The Christmas Effect and Isolation

“What if instead there were a practice of valuing the ways in which meanings and institutions can be at loose ends with each other? What if the richest junctures weren’t the ones where everything means the same thing?” (Sedgwick 6)

Prior to this quote, Sedgwick describes  “The Christmas Effect”. The statement above is when she ponders what it would be like if family units were not focused on conforming to the norm that is enforced and instead embracing the differences that occur between them. She then goes on to list things like a surname, a building, and a circuit of blood relationships. 

The Christmas effect is the idea that during the Christmas season, everybody; families, businesses, schools, and churches are all on the same page. This then puts people who don’t celebrate Christmas into an out group. She relates this to the experience of being queer becuase it diverges from what society portrays as the normal experience. Because of the strict norm of creating a certain family dynamic that is expected, it forces queer people into isolation and having to go through the process of “coming out”.

When reading this, it made me think of Micheal Warner’s piece when he says “almost all children grow up in families that think of themselves and all their members as heterosexual, and for some children this produces a profound and nameless estrangement, a sense of inner secrets and hidden shame.” This is the experience that kids feel because of the Christmas effect. Around Christmas time, you can barely even leave your house without being bombarded by something having to do with the holidays. This made me think of the role models and adults that queer kids are surrounded by, being almost entirely heterosexual. 

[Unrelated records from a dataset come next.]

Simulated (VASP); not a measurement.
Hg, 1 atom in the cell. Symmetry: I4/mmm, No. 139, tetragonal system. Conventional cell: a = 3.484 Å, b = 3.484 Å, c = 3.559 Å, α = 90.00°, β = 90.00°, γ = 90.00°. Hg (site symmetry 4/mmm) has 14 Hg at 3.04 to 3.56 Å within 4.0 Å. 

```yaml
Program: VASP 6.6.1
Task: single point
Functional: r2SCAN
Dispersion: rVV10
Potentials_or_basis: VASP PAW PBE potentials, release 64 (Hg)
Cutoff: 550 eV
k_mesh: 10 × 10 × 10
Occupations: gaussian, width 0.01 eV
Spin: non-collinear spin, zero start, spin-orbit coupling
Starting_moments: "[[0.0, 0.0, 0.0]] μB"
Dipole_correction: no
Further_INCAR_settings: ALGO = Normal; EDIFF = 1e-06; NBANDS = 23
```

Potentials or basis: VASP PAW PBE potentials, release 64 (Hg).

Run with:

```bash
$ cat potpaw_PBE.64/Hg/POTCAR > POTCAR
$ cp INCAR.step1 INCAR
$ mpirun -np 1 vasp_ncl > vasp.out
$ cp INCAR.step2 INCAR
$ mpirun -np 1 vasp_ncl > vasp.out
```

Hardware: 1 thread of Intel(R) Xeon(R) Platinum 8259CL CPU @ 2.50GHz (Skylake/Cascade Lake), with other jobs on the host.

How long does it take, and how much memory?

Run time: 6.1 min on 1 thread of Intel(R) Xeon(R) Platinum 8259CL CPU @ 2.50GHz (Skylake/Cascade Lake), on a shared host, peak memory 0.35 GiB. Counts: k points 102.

When Sedgewick says “What if the richest junctures weren’t the ones where everything means the same thing,” I think of the definitions of queer that we have come across in our readings. Many of them separate queer from just being about sex and open them up to a broader specrum as anything that stems away from heteronormative. Sedwick herself refers to the word queer as an “open mesh of possibilities,” (Sedgewick 8). I think this definition relates to what Sedwick is saying because it opens up opportunities to enjoy the differences that occur among people and relationships instead of trying to force conformity.